Over the last three years, Boeing (BA) paid an effective federal income tax rate of negative 1.8 percent on profits of $9.7 billion. Now here's what an executive at the aviation giant told House lawmakers today in a hearing on corporate tax reform:

It is our view that significantly reducing the corporate tax rate will improve U.S. competitiveness.... We believe a substantially lower rate and a less complex system would make U.S. companies like Boeing more competitive with the rest of the world.
Bizarro world, presumably. According to Citizens for Tax Justice, a Washington advocacy group that was instrumental in spurring President Reagan to crack down on corporate tax loopholes in 1986, from 2008 to 2010 Boeing and 11 other major U.S. corporations paid an average of negative 1.5 percent in federal income taxes on total pre-tax earnings of $171 billion (see chart at bottom).

As a group, in other words, they collected tax benefits of $2.5 billion. Over that three-year period, 10 of those companies -- which range across industry and include such players as Dupont (DD), Exxon Mobil (XOM), FedEx, GE, IBM, Verizon (VZ) and Wells Fargo (WFC) -- had at least one year when they paid no tax despite reporting a profit.

GE, which the NYT recently exposed as the country's savviest corporate tax-dodger, reaped a tax benefit of $4.7 billion between 2008-10 on total pre-tax profits of $7.7 billion. Over the last two years, meanwhile, Exxon paid a grand total of $39 million in net taxes on total earnings of $9.9 billion. For those of you keeping score at home, that's an effective tax rate of 0.4 percent.

Said CTJ director Bob McIntyre in a statement:

These 12 companies are just the tip of an iceberg of widespread corporate tax avoidance. Our elected officials have a duty to the American public to make reducing or eliminating the vast array of corporate tax subsidies the centerpiece of any deficit-reduction strategy.

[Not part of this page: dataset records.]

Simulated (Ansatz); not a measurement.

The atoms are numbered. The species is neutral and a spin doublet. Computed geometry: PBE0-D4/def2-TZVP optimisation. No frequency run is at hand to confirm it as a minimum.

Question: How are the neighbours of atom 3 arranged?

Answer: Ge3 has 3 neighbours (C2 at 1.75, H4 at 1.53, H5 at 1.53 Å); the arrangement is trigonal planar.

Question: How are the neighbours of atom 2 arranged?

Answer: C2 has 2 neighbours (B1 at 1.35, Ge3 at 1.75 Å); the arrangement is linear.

How corporate tax subsidies affect the federal deficit
Indeed, if our dirty dozen had paid taxes at the statutory corporate rate of 35 percent, the U.S. government would've been nearly $60 billion richer. That would've boosted federal revenue from corporate taxes by a full 12 percent.

There are only three problems with rewarding profitable corporate giants with huge tax subsidies -- such benefits are enormously expensive, often economically harmful and unfair. According to the Treasury Department, subsidies for corporations, business owners and business investors cost this country at least $365 billion per year, hardly chump change relative to the total U.S. federal debt of $14.3 trillion.

Such tax breaks are also frequently unnecessary, as McIntyre noted in recent congressional testimony. For instance, Boeing scored big earlier this year when the Pentagon awarded it with a $35 billion contract to build airborne tankers for the U.S. Air Force. And nothing wrong with that. But Boeing, which over the past three years has made a pre-tax profit of nearly $10 billion, got something else -- the privilege of paying not a cent in federal income taxes during that time. Does Boeing need that subsidy as an incentive to build planes? No. This is what defense companies do. All it needs is a willing customer, like the Defense Department.

Playing favorites
One point that tends to get lost in the debate over corporate taxes is how the current system unfairly penalizes some companies while benefiting others. As the above table indicates, effective tax rates vary widely by industry (click to expand). It also varies by company. A company like drugstore chain CVS Caremark (CVS) pays an effective rate of nearly 39 percent, for example, while drugmaker Merck's (MRK) rate is only 12.5 percent.

Such disparities owe largely to the distribution of tax subsidies. Other contributing factors include a company's ability to shift earnings to foreign tax havens, differences in state and local taxes, and, as GE shows, the expertise of your tax lawyers.

The bigger point is this -- big corporate tax benefits often amount to money down the drain. They distort competition. They're a poor way of creating jobs and boosting business investment. And they deprive the government of critically needed revenue, undermining efforts to reduce the federal debt.